It's okay. Because they are my family and they are here. The girl who I call Best Friend. The girl who I live with and who saves me a dinner plate. The boy who lets me choose what movie we watch at the end of a long week. The boy who takes me to breakfast on the weekends. The people I make cupcakes for.

I always knew they were my family and they were here. But it's okay. I remember.

Sunday, February 23, 2014

Weekends like this are pretty representative of my life as a whole right now. Some disappointments, some heartbreak, some loneliness, but a lot of fun. Pushing myself not to be a hermit 100% of the time, but also allowing myself to be alone when I needed to.

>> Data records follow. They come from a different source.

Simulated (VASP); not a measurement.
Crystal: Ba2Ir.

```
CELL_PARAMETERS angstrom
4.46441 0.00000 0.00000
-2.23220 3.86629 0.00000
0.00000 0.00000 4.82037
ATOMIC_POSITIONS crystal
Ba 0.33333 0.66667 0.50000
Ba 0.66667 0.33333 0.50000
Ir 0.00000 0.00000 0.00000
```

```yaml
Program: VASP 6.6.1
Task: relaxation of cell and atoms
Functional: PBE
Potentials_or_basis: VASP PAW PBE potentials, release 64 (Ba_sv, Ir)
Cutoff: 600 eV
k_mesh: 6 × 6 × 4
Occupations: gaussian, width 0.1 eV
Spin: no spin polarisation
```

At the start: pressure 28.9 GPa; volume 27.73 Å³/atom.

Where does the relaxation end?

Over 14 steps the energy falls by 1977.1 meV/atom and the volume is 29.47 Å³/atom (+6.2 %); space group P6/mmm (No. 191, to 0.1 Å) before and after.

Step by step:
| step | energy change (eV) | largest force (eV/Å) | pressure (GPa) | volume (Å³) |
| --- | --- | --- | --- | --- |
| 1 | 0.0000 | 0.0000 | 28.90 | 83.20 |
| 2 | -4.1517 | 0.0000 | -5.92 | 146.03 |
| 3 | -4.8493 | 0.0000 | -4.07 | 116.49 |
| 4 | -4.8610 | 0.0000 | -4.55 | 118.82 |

I was surrounded by people I love this weekend and that's what's important. It's important that I have people here who like my company. It's important that I was able to say today, "If I stayed here for another year, I would be alright with that." It's something that I need to wrap my head around as a possibility. It needs to be accepted.

I'm still focused on "enough" and trying to know that I am that. And I do believe that the events of this year thus far are going to help me in pursuing this goal. The place the girl and I are at right now is not a good one, but I think it's a necessary one. She's still a good influence, still treating me right. Pushing me to my best. And my best right now needs to be that I am enough. On my own. What we're dealing with is absolutely pushing me towards that.

This weekend was a good period of time of getting towards enough. Because enough, for me, means dealing with those disappointments, heartbreak, loneliness, and still being okay. I am enough.

And, today, I sat in the sunlight and read an old favorite and felt good. Felt enough.

Saturday, February 22, 2014

If you can tell me that one mistake doesn't define who I am, then you should believe that one mistake doesn't define our love.

I believe that. I hope you do. I desperately hope so.

Turning over and over in my head the fact that I asked you last night if we could ever get over this and you refused to answer. Changed the subject. Don't think I didn't notice. And I remember that you were still completely cognizant and determined not to break me. You've still got my back, even now.

I know you, love of mine. I still do.

Sunday, February 16, 2014

I miss you, I miss you.

Please don't ask me how I'm doing because I'm afraid I'll tell you the truth.

Which is

heartbroken. Shattered. Utterly and completely heartbroken.

Please don't ask because then I'd have to tell you that I cried in my car on the way home today. 

Wednesday, February 12, 2014

Weird looking at some pictures from certain periods of the last year. The pictures where I think I look the best or the skinniest are from strange times.

Like, I look at them and wish I was always that skinny. And then I remember that at those points I was, at most, eating 600 calories a day. I literally wasn't eating. I just wasn't.

Surviving off a diet of anxiety and applesauce.

And that's not even a little bit healthy. I may think I look good in those pictures, but the anxiety isn't worth that.

Filed under, things to remember when I'm dissatisfied with how I look.

Wednesday, February 5, 2014

I wanted to be the one that would never hurt you. That's not quite realistic though.

And when you were telling me that this was the first time I've genuinely hurt you, all I was thinking of was the quote from that book that we love. How we don't get a choice on being hurt in this world, but we do have a choice at who hurts us.

I DO like my choices. I really hope you like yours.

And you're wrong, you know. I will grow from this. I promise.